Adult content blocks on mobile ISPs

Francis Davey fjmd1a at gmail.com
Fri Mar 4 22:19:26 GMT 2011


On 4 March 2011 11:26, James Firth <james2 at jfirth.net> wrote:
>
> Would any suitably qualified person on this list be prepared to make a
> comment - possibly for use on my blog - on this? Specifically with regards
> to the filtering some mobile phone companies are already doing, and also in
> the wider context of the campaign to prevent a UK-wide ISP filter?
>

It seems to me that filtering cannot cause mere conduit status to be lost.

The best starting point to think about it is the directive 2000/31/EC
rather than the regulations (after all, who wants to talk to the
monkey when they've got the organ grinder?). Recall that for European
legislation:

* interpretation is generally purposive rather more than is
traditional in UK legislative acts and
* to that end, the recitals are important in aiding construction.

Recital 40 says:

"(40) Both existing and emerging disparities in Member States'
legislation and case-law concerning liability of service providers
acting as intermediaries prevent the smooth functioning of the
internal market, in particular by impairing the development of
cross-border services and producing distortions of competition;
service providers have a duty to act, under certain circumstances,
with a view to preventing or stopping illegal activities; this
Directive should constitute the appropriate basis for the development
of rapid and reliable procedures for removing and disabling access to
illegal information; such mechanisms could be developed on the basis
of voluntary agreements between all parties concerned and should be
encouraged by Member States; it is in the interest of all parties
involved in the provision of information society services to adopt and
implement such procedures; the provisions of this Directive relating
to liability should not preclude the development and effective
operation, by the different interested parties, of technical systems
of protection and identification and of technical surveillance
instruments made possible by digital technology within the limits laid
down by Directives 95/46/EC and 97/66/EC."

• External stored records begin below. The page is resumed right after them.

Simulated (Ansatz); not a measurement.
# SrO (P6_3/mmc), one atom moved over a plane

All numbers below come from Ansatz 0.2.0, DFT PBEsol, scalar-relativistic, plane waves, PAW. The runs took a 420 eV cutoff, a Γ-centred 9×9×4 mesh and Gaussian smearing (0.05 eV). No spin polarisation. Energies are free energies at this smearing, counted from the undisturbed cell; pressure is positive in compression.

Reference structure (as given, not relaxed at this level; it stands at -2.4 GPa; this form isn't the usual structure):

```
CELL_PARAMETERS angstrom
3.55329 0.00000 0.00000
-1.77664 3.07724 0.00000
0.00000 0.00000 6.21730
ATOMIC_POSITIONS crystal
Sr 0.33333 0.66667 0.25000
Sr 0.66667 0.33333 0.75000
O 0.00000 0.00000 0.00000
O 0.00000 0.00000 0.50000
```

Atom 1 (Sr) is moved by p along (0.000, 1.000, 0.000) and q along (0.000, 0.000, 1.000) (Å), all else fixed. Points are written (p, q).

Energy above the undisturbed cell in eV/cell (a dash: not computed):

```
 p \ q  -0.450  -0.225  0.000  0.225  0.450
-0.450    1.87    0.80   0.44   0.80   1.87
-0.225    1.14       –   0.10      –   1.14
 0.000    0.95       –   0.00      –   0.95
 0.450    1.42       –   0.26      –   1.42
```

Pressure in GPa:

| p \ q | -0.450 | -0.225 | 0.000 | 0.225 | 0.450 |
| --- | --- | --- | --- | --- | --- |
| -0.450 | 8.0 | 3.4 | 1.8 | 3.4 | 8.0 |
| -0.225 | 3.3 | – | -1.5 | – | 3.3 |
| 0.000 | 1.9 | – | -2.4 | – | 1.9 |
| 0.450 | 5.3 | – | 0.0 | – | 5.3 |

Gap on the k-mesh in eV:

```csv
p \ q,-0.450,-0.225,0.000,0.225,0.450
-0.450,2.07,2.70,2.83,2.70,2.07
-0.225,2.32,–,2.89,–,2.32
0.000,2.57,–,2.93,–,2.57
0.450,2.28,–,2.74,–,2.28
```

So the directive envisages that service providers should be able to
act voluntarily to prevent access to "illegal" information. Its clear
that filtering/blocking and monitoring by service providers is
entirely consistent with the directive's objectives (provided that any
such activity is not illegal for some other reason - such as being an
infringement of privacy which is covered by other directives).

Now blocking "adult" content is not the same as blocking "illegal"
content, but once the point is conceded, I think it follows that the
mere conduit defence must be interpreted so as to permit service
providers to act in the public interest by filtering or disabling
access to information.

In this light, recital 42:

"(42) The exemptions from liability established in this Directive
cover only cases where the activity of the information society service
provider is limited to the technical process of operating and giving
access to a communication network over which information made
available by third parties is transmitted or temporarily stored, for
the sole purpose of making the transmission more efficient; this
activity is of a mere technical, automatic and passive nature, which
implies that the information society service provider has neither
knowledge of nor control over the information which is transmitted or
stored."

should be read as including filtering even though that isn't the
literal meaning (to some minds) of "activity .. of a mere technical,
automatic and passive nature."

In particular the mere conduit immunity is directed at liability for
information and the rationale is that the mere conduit has no real
control over the information in question (it didn't create it or
select it) and therefore should not be liable for it.

Now its possible that there could be liability for (say) an ISP that
actively filtered "adult" material in such a way that it could
exercise choice or control over that material but chose not to do so
and the liability arose as a result of the particular material
filtered or not filtered. I doubt something that was relatively
automatic (say as a result of meta tags, an "adult sites" list not
edited by the ISP, and customer opt-ins).

After all, ISP's do by their very nature "select" destinations in the
sense that they take automatic routing decisions (or may have to).

That is my half-pennyworth anyway. There's no authority on the point
directly and who knows how it might go.